OS Distro

Helping users reduce the number of false positives detected in their security analysis

Project Overview

Team: UX Designer, Front End Developer

Role: UX Designer

Project: The start of this project came about through a user request. “You are showing us things that we have already patched,” they said. “If you could account for that in your analysis, this would reduce false positives for us by a lot.” It was a lightbulb moment.

Duration: 2 weeks

Tools: Figma, Slack, UserZoomGo

The Problem

At Finite State, a Series-B app-sec startup one of the major areas for improvement for our application, according to user research, was reducing false-positives in the analysis. 
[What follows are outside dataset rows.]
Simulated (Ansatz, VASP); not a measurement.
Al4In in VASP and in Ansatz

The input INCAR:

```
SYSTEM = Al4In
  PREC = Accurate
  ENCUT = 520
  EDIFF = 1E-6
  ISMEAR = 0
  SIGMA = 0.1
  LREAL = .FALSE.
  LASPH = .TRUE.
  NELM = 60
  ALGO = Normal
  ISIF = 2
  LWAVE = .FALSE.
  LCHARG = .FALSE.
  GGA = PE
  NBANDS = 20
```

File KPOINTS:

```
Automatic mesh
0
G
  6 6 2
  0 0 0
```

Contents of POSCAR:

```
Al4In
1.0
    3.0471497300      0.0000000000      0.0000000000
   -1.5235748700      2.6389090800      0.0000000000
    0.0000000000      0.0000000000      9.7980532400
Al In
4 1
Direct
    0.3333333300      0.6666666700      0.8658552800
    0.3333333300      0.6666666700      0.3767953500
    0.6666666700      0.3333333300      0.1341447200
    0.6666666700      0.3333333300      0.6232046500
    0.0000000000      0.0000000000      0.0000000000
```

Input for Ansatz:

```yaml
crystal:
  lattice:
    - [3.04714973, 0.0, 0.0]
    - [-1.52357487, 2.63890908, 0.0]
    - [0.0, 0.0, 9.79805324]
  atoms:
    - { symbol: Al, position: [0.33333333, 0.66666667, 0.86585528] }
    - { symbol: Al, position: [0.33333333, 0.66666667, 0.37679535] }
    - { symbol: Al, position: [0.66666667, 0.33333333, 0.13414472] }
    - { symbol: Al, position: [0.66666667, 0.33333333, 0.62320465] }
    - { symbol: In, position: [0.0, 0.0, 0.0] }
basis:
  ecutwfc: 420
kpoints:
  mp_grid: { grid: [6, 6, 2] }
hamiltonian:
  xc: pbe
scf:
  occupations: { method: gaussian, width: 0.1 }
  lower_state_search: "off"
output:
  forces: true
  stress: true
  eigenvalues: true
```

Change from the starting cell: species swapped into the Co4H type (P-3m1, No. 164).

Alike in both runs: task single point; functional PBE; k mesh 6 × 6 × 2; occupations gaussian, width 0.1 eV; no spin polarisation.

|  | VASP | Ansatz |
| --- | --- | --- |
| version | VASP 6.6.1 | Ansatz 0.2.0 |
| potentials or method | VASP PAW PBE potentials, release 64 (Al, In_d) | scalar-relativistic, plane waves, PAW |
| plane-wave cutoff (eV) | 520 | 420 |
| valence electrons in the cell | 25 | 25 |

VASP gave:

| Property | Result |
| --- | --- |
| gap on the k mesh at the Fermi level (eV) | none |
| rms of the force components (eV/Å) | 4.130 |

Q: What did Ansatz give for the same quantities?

1.) Users do it themselves. When our analysis produces tons of false-positives, the user has to go through their findings and differentiate between actual false-positives and those that were marked false-positive (but are not false-positives within the customer context).

Solution and Impact

We designed and built a feature that allowed users to set a patch level for significant Operating Systems (referred to here as OS Distros) such as Linux. This meant if a Linux component in our analysis had a patch applied to it we would be able to tell and mark it as a false positive for the user so they wouldn’t have to. 

30%

The decrease in total false-positives for a scan.

10%

The increase in total finding resolution for a scan.

Scaled Approach

We started out small with a minimal frontend implementation that would provide context for the new information that we were pulling in for our users, but we planned to scale our approach to allow users to have more control over the patch levels themselves in the future.

Auto-Detection

The first iteration of the feature auto-detected and auto-applied the OS patch data. In order to provide users insights into how we had improved their analysis, I designed a widget that gave them the following information:

  • Name of the patch

  • Type of patch

  • Name of the operating system

  • Major version

  • Names of patched findings

By mapping the user journey around patch detection, I understood that a widget with this data was a necessary addition:

Auto-Detection User Journey

  1. User uploads binary for analysis and analysis takes place:

  2. User navigates to their findings to see what needs to be resolved, mitigated, reported on, etc. 

    Problem: After navigating to a finding, how would a user know that we had resolved their false-positives (even if they saw an increase in findings marked false-positive)? It would be valuable to the user to call this information out.

Improved User Journey

  1. User initiates an upload and analysis takes place.

  2. User navigates to their findings.

  3. User can toggle drawer to see info detail and the number and type of patches that were applied to a finding to see what needs to be resolved, mitigated, reported on, etc. 

Next steps: More User Control

The next iteration of the feature would allow users to apply the patch level themselves or, if they chose, remove the patch level that had been auto-applied for them.

This set the stage for the prototype phase: I generated key values that a user could set in the UI to “apply” those patch levels. 

With the feature designed, a group of three engineers and I worked together to build it. Before launching the feature for all of our customers, we tested it with the client who requested it. They provided feedback that we would fold into our solution before final launch. One piece of feedback was: “This is very, very useful.” It was safe to say we’d delivered exactly what they were looking for.